Neither party has an obligation under this Agreement to purchase any service or item from the other party, or commercially offer any products using or incorporating the Confidential Information. This Agreement does not create any agency, partnership, or joint venture.

  1. NO WARRANTY.

The End User acknowledges and agrees that the Confidential Information is provided on an “AS IS” basis. PMG and contributing parties make no warranties express or implied with respect to the confidential information provided by the PMG resource and hereby expressly disclaims any and all implied warranties of merchantability and fitness for a particular purpose. PMG and contributing parties in no event shall be held liable for any direct, indirect, special, or consequential damages in connection with or arising out of the performance or use of any portion of the confidential information. PMG and contributing parties do not represent or warrant that any product or business plans disclosed to the End User will be marketed or carried out as disclosed, or at all. Any actions taken by the End User in response to the disclosure of the Confidential Information shall be solely at the risk of the End User.

VII. TERM.

The obligations of this Agreement shall survive 3 years from the Effective Date or until the PMG and contributing parties sends the End User written notice releasing the End User from this Agreement. After that, the End User must continue to protect the Confidential Information that was received during the term of this Agreement from unauthorized use or disclosure indefinitely.

VIII. INDEMNITY.

Each party agrees to defend, indemnify, and hold harmless the other party and its officers, directors, agents, affiliates, distributors, and representatives, from any and all third party claims, demands, liabilities, costs and expenses, including reasonable attorney’s fees, costs and expenses resulting from the indemnifying party’s material breach of any duty, representation, or warranty under this Agreement. You agree to indemnify and hold harmless Brand Executives, Inc its officers, directors, shareholders, predecessors, successors in interest, employees, agents, subsidiaries, affiliates, and independent contractors from any demands, loss, liability, claims or expenses (including reasonable attorneys’ fees and court costs), made against PMG by any third party due to or arising out of or in connection with (a) your use of the PMG Program and/or Services, (b) your violation of this Terms of Use, (c) the infringement of any intellectual property or any other right of any person or entity by you, or any other user of the Program using your computer; (d) disputes between you and other Users; (e) your use and/or misuse of the Service; (f) your violation of any applicable law, rule or regulation; and/or (g) the inclusion by you of any inaccurate, misleading, false or deceptive statements within your User Content. PMG and Brand Exexcutives, Inc. hereby reserves the right to assume the control and defense, at its own expense, of any matter otherwise subject to indemnification by you.  Regardless, you shall provide reasonable cooperation to as requested by PMG and Brand Executives, Inc. in defense of all such claims.

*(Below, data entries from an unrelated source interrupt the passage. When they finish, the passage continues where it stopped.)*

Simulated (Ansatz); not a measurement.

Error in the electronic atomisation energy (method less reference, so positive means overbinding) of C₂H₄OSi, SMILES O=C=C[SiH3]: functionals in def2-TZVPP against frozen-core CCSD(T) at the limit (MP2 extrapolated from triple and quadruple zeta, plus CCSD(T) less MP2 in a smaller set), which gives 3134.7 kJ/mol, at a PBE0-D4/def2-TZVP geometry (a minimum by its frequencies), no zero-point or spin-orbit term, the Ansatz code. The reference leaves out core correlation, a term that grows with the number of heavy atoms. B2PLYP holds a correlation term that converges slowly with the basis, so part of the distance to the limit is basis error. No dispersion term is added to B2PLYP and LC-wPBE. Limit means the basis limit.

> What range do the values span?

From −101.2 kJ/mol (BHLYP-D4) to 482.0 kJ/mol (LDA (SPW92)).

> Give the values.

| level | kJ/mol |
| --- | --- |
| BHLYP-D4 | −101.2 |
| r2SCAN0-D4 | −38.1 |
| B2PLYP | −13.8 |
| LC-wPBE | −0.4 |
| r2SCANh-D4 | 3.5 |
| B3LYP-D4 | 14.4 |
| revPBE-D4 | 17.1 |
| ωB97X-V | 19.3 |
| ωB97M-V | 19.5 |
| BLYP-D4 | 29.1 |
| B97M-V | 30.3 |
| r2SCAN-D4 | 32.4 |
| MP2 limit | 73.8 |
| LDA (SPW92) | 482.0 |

  1. MODIFICATIONS TO APPLICATION

PMG reserves the right to modify, suspend or discontinue, temporarily or permanently, the PMG website and application, or any service to which it connects, with or without notice and without liability to you.

  1. LIABILITY

PMG (Licensor) shall not be liable to End User (Licensee) for any lost profits, lost revenues or opportunities, downtime, or any consequential damages or costs, resulting from any claim or cause of action based on breach of contract, negligence or any other legal theory, even if Licensor knew or should have known of any possibility thereof. In no event shall Licensor’s aggregate liability exceed the amounts actually paid to Licensor by the individual Licensee in the 12-month period immediately preceding the event given rise to the claim. PMG provides a resource for active members of Independent Sales Organizations eliminating aggregate financial liability of PMG for at any point during the End User License agreement.

  1. INDEMNIFICATION

This Agreement does not in any way alter the relationship between Independent Sales Organizations or Agencies and their Independent Sales Agents, Distributors Outside Salespeople or other staff. PMG is an optional informational resource tool for Independent Sales Organizations. PMG is for informational purposes only. Opinions expressed within the PMG Application belong solely to the authors and speakers who have contributed aforementioned opinions. PMG does not provide financial, legal, personal or business advice.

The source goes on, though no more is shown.